Google Stitch update: are designers dropping Figma?
Google just released a new “vibe design” update to Stitch — its AI-powered design tool competing with Figma — and the market reacted quickly, with Figma’s stock dropping around 15% shortly after.
Google just dropped a major update to its AI design tool Stitch — and Figma’s stock dropped immediately.
Figma fell roughly 12% in two days, right after the announcement. The initial drop started with ~8% on day one, followed by another decline the next day as investors processed what this could mean for design tools.
At the center of it: Stitch, a tool that can generate full UI designs (and even code) from simple prompts.
What You Need To Know
Google’s Stitch introduces a different way to design — instead of starting with wireframes, you describe what you want, and it builds it.
Stich features:
Generates UI from text prompts
Support voice input (“vibe designing”)
Can output full layouts + flows
Iterates on designs automatically
Why Figma’s stock dropped
This isn’t about one feature — it’s about what gets replaced.
Traditionally:
Figma → design
Dev → implementation
With Stitch:
Prompt → UI → code
That removes steps from the process.
Investors are reacting to that shift — not just the tool itself.

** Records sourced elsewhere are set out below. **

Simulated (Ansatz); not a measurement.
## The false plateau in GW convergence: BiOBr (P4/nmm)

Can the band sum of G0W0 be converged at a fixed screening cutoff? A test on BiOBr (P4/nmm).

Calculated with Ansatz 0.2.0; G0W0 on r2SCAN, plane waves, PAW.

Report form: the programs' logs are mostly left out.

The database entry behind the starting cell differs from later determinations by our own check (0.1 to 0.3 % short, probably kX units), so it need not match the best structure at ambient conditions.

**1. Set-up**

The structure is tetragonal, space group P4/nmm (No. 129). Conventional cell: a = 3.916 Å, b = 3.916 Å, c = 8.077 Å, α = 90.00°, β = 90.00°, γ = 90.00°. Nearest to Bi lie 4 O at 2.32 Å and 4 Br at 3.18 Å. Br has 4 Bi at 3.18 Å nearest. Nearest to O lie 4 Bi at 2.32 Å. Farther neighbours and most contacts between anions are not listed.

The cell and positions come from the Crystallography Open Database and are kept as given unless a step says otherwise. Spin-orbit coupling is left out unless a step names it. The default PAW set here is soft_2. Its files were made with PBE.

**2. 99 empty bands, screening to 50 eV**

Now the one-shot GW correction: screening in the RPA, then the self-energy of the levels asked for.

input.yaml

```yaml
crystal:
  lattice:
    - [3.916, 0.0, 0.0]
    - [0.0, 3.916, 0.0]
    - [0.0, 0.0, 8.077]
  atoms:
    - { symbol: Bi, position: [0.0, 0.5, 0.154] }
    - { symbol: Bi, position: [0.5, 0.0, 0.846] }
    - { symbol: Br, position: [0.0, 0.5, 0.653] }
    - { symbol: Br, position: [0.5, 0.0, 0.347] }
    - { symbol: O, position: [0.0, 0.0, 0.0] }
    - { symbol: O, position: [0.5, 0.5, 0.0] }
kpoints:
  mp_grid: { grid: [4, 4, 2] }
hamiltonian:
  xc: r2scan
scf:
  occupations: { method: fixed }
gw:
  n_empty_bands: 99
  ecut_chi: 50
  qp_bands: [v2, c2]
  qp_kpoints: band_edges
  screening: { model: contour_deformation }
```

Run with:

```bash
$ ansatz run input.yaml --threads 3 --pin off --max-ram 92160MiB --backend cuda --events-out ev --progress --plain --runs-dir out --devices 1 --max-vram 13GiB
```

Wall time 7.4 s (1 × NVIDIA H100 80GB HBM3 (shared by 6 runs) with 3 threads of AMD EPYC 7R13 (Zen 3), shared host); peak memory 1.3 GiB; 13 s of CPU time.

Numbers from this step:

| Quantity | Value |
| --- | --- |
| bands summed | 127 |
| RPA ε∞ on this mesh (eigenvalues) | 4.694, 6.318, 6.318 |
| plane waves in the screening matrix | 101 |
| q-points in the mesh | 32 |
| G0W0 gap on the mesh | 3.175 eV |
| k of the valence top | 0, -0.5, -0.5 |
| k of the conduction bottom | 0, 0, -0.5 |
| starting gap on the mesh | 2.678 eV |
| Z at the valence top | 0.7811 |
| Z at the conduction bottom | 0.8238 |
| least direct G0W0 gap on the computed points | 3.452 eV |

Reports mention that Stitch can generate full interfaces and iterate on them without traditional design steps, which directly overlaps with what tools like Figma are used for today.
What Google Stitch actually does
Stitch is basically a prompt-to-UI system.
You can input something like:
“clean SaaS dashboard with charts and dark mode”
“mobile banking app with minimal design”
And it generates:
Screens
Layouts
Navigation flows
Brand guidelines
It also:
Expands designs automatically
Suggests next screens
Lets you edit with voice
Google is calling this approach “vibe design” — describing intent instead of drawing components.
Early reactions from users on social media
I checked Reddit and X — early reactions are mixed.
User @samtwtss prompted Stitch with a hand drawing and got great results
(My test and real results) Trying Stitch
I tested Stitch with a basic prompt to see what it actually produces.
Prompt I used: “landing page for my website called battled.ai”
Result:
Stitch did a great job with the landing page, considering my basic prompt
Quick take on results:
Likes:
I like the overall design and UI of the interface, it doesn’t feel overly clustered or crowded
I like that Stitch first created a design guidelines screen, establishing early on the vibe, feel and style of the screens it’s yet to create(this unveils us some design choices and reasoning that the agent uses behind the scenes)
I can create quick iterations on mockups to help me visualize complex project features as a developer
Dislikes:
When you ask for bigger changes in the design, Stitch creates new screens instead of updating existing ones. I would like Stitch to modify what’s already there and not append new screens
The design Stitch output did look a bit 2013ish-like, but maybe my simple prompt was to blame not the agent
Output takes a while – and the design can look a lot like a reused boilerplate
Less control over details and it feels a bit copy-paste design
Feels closer to “generate → tweak” than “design from scratch.”
Figma Make takes up a lot of tokens and can be pricey
Useful tips
Stitch isn’t available everywhere yet, so if you want to try it out and you are not in the US:
You can access it by:
Using a VPN
Trying regions where Google Labs features roll out first (usually US)
Final thoughts
Figma isn’t going anywhere just yet.
In the end, just look at the designs Stitch outputs and decide for yourself. In its current state, Stitch works well for quick mockups — especially for non-technical users who want something to hand off to a designer, or for developers like me who just want to quickly visualize a feature for a client.
But we’ll see how Stitch improves over time, and whether any noticeable changes actually happen.